On Mon, 2005-04-11 at 23:19 -0700, Andrew Morton wrote:
> Nick Piggin <[EMAIL PROTECTED]> wrote:
> >
> > >- The effects of tcq on AS are much less disastrous than I thought they
> >  >  were.  Do I have the wrong workload?  Memory fails me.  Or did we fix 
> > the
> >  >  anticipatory scheduler?
> >  >
> >  >
> > 
> >  Yes, we did fix it ;)
> >  Quite a long time ago, so maybe you are thinking of something else
> >  (I haven't been able to work it out).
> 
> Steve Pratt's ols2004 presentation made AS look pretty bad.  However the
> numbers in the proceedings
> (http://www.finux.org/proceedings/LinuxSymposium2004_V2.pdf) are much less
> stark.
> 
> Steve, what's up with that?  The slides which you talked to had some awful
> numbers.  Was it the same set of tests?
> 

Yes, they still do... :P

> Seems that software RAID might have muddied the waters as well.
> 

This may be the big issue, and yes software (and hardware) RAID isn't
very good for AS - mainly because it can't make a good guess as to
where "the head" is.

Probably software RAID should default to using deadline if possible.
I think we can do that easily with Jens' recent ioscheduler work.

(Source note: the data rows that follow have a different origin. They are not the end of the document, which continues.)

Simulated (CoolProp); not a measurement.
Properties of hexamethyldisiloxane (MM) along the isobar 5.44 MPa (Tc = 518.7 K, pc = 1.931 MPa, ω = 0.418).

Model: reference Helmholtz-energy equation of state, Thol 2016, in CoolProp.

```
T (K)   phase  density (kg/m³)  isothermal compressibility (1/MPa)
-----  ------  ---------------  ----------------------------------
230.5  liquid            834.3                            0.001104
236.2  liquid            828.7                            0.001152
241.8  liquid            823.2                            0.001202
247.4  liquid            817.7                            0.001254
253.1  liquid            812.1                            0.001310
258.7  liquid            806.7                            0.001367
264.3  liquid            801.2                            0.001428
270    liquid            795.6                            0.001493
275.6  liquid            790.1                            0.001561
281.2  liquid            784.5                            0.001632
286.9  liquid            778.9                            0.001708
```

> That was 2.6.5.  Do you recall if we did significant AS work after that?
> 

I don't think there was.

> >  AS basically does its own TCQ strangulation, which IIRC involves things
> >  like completing all reads before issuing new writes, and completing all
> >  reads from one process before reads from another. As well as the
> >  fundamental way that waiting for a 'dependant read' throttles TCQ.
> 
> My (mpt-fusion-based) workstation is still really slow when there's a lot
> of writeout happening.  Just from a quick test:
> 
> > 2.6.12-rc2,         as,     tcq depth=2:            7.241 seconds
> > 2.6.12-rc2,         as,     tcq depth=64:           12.172 seconds
> > 2.6.12-rc2+patch,as,        tcq depth=64:           7.199 seconds
> > 2.6.12-rc2,         cfq2,   tcq depth=64:           much more than 5 minutes
> > 2.6.12-rc2,         cfq3,   tcq depth=64:           much more than 5 minutes
> 
> 2.6.11-rc4-mm1, as, mpt-f                     39.349 seconds
> 
> That was really really slow but had a sudden burst of read I/O at the end
> which made the thing look better than it really is.  I wouldn't have a clue
> what tag depth it's using, and it's the only mpt-fusion based machine I
> have handy...
> 

Heh. 

> >  >- as-limit-queue-depth.patch fixes things right up anyway.  Seems to be
> >  >  doing the right thing.  
> >  >
> >  >
> > 
> >  Well it depends on what we want to do. If we hard limit the AS queue
> >  like this, I can remove some of that TCQ throttling logic from AS.
> > 
> >  OTOH, the throttling was intended to allow us to sanely use a large
> >  TCQ depth without getting really bad behaviour. Theoretically a process
> >  can make use of TCQ if it is doing a lot of writing, or if it is not
> >  determined to be doing dependant reads.
> 
> OK, I'll have a bit more of a poke at the LSI53C1030 driver, see if I can
> characterise what's going on.

OK. I'd like to start doing a bit of work on AS again too. Hopefully
after the current CPU scheduler work gets resolved.